Tuesday 16 August 2011

One is the Loneliest Number

Broken hearts and break-ups take the wind from your sails, the serotonin from your brain and the voluminosity from your heart, and on top of all that, they completely muck up your diet. After you've gotten over the obligatory loss of appetite stage your left feeling less than enthused, not only by the thought of food, but by the actual process of acquiring it and cooking it.
Cooking for one is a lonely endeavour. Cooking is the joy of the lovers, partners, couples, also known now as the mortal enemy. Glued to one another, kissing and clasping the stirring spoon together, feeding eachother baby tomatoes and 'accidentally' getting sauce places where they have to lick it off. 
Now you are a heartbroken one, singular. S.I.N.G.L.E, and you've been relegated to the ready-meal for one section, the supermarket equivalent of the self help isle in a library.
Fish pie; 'Ten Ways To Mend Your Broken Heart', Spaghetti Carbonara; 'Coming To Terms With The Fact That You're Going To Die Alone And Get Eaten By Your Cats.'  
You loiter near by, browsing the titles from a distance, then swoop in like an eagle and grab that Cottage Pie; 'How To Survive The Loss Of Love', and get the hell out of there like it never happened. And then to the self service you go, because a machine can't smell your loneliness, a machine won't look at you with pitying eyes, like you're a baby hedgehog, a lonely baby hedgehog. Baby hedgehog eyes are everywhere these days, and you don't need it.
Ready-meal for one and a bottle of wine, bag it, sigh through your nose, eyes down, frump out the automatic doors, passed the meal-for-two section that you used to peruse with your partner. Ahh yes! Back when you were a two, now you are a one and you are living on a diet of fish fingers with whirlpools of ketchup, chicken dippers with whirlpools of ketchup and those damn ready-meals for one often with whirlpools of ketchup. But at least you haven't reached as low as a green pot noodle yet or meat from a tin, that will be the nadir. 
You were so adventurous in a couple, whole new culinary experiences lay out before you, and you forged forward like an intrepid food warrior. You were one of those people who had homemade stock in their freezer and always, always a full fat fridge, packed with healthy nutritious foods, like delicatessen pate, asparagus and fancy smelly cheeses. 
You bought herbs, you actually gathered up a collection of those little bottled herbs, you had so many you had to actually buy a herb rack to put them all in, now they lie dormant, disappointed, un-used. You bought fancy baking trays, expensive pots, coloured spatulas, a slow-cooker, a bread-maker, an egg-poacher and cook books. Piles and piles of big fat cook books; Delia, Jamie, Nigella, Hugh, Nigel, Heston, Ottolenghi, even Gordan Bloody Ramsey, a different meal for every night of the week, made with love. The new shiny things lay strewn around, rendered obsolete by the loss of the love that has vanished. 
That bloody egg-poacher with its 4 half-circular egg holes sits in a crepuscular corner, mocking you, teasing the idea of your lonely egg, "one poached egg for the loser", it whispers. You're done with poached eggs.
All you need now is a microwave, you have become a culinary recluse. Once a lionhearted explorer and experimenter in the kitchen, you are now a professional micro-waver and griller of chicken dippers. You have gone from metaphorically climbing Mount Everest with your cooking, to quite literally walking to Tesco and swooping for meals-for-one like a big lonely eagle.

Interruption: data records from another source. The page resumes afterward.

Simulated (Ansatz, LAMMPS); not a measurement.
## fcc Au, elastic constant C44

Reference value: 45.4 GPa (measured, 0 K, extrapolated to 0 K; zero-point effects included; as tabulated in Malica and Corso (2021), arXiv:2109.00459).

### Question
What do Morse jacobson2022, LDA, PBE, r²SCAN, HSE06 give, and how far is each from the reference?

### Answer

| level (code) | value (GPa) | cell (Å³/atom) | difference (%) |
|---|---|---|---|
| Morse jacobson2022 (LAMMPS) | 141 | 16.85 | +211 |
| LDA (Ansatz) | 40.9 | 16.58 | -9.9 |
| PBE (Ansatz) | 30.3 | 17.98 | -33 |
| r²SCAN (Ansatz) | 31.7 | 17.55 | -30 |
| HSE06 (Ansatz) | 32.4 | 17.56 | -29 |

But as those annoying people say (usually members of happy couples), "time heals all wounds". They are right. Soon your culinary inquisitiveness will start to come back. Your heart will mend. And you'll crack out the slow-cooker and the bread-maker and the egg-poacher, and you'll cook, you'll cook with the ferocity of Marco Pierre White and the gentle passion of Rick Stein. There'll be no more eagle swooping in Tesco. You'll even start using the herbs again, except Fenugreek, that was an impulse buy in the throws of passion one day in Waitrose, back when you were in love. But fear not intrepid food warrior, there will once again come a day when you will buy some redundant herb, besottedly fumbling down some lovestruck isle of an otherwise dreary supermarket. 
Just you wait and see.

Thursday 11 August 2011

The Fish Fight, for Eat Me Magazine


When you get your peachy, permeable heart gets broken people often say the old quip, 'plenty more fish in the sea', which of course brings no solace whatsoever, but it's still a nice thought. However, if things within the fishing industry carry on the way they are this inspirited thought will soon become nothing but a spurious quibble, like, 'it's not you, it's me.' 

The fight for sustainable fishing is one of the most poignant topics in our current society, and one that must be realised and addressed before our vast oceans become barren places. According to the UN, half of the world's fish stocks are fully exploited, and another quarter overfished. There's something fishy going on for sure. 
The main villain encumbering sustainable fishing is the European Commission and their crazy Common Fishery Policy laws. Within these laws lies the quota system, which is intended to protect fish stocks by setting limits on how many fish of a certain species can be caught. Once a quota is reached, fishermen are no longer allowed to land any of the over-quota fish, so if they catch them, which their fishing methods make it impossible not to, they have no choice but to throw them overboard, usually already dead. This is known as discard. In the world of sustainable fishing, 'discard' is a dirty, dirty word. (Like clotted cream at a Weight Watchers meeting). The EU estimates that in the North Sea, discards are between 40% and 60% of the total catch, which is quite a harrowing statistic and a wicked waste of nutritious food. 
It's a case of what you don't see, doesn't hurt you. Imagine seeing a big pile of dead baby lambs at the side of road, you'd be devastated, you'd cry your eyes out. But that would only ever happen in the dark recesses of some maniacs imagination. Discard is a reality. It is happening right now. All those little fishies floating gently through the blue water, down, down, down into the darkness, hundreds of them, thousands of them. It needs to stop. NOW.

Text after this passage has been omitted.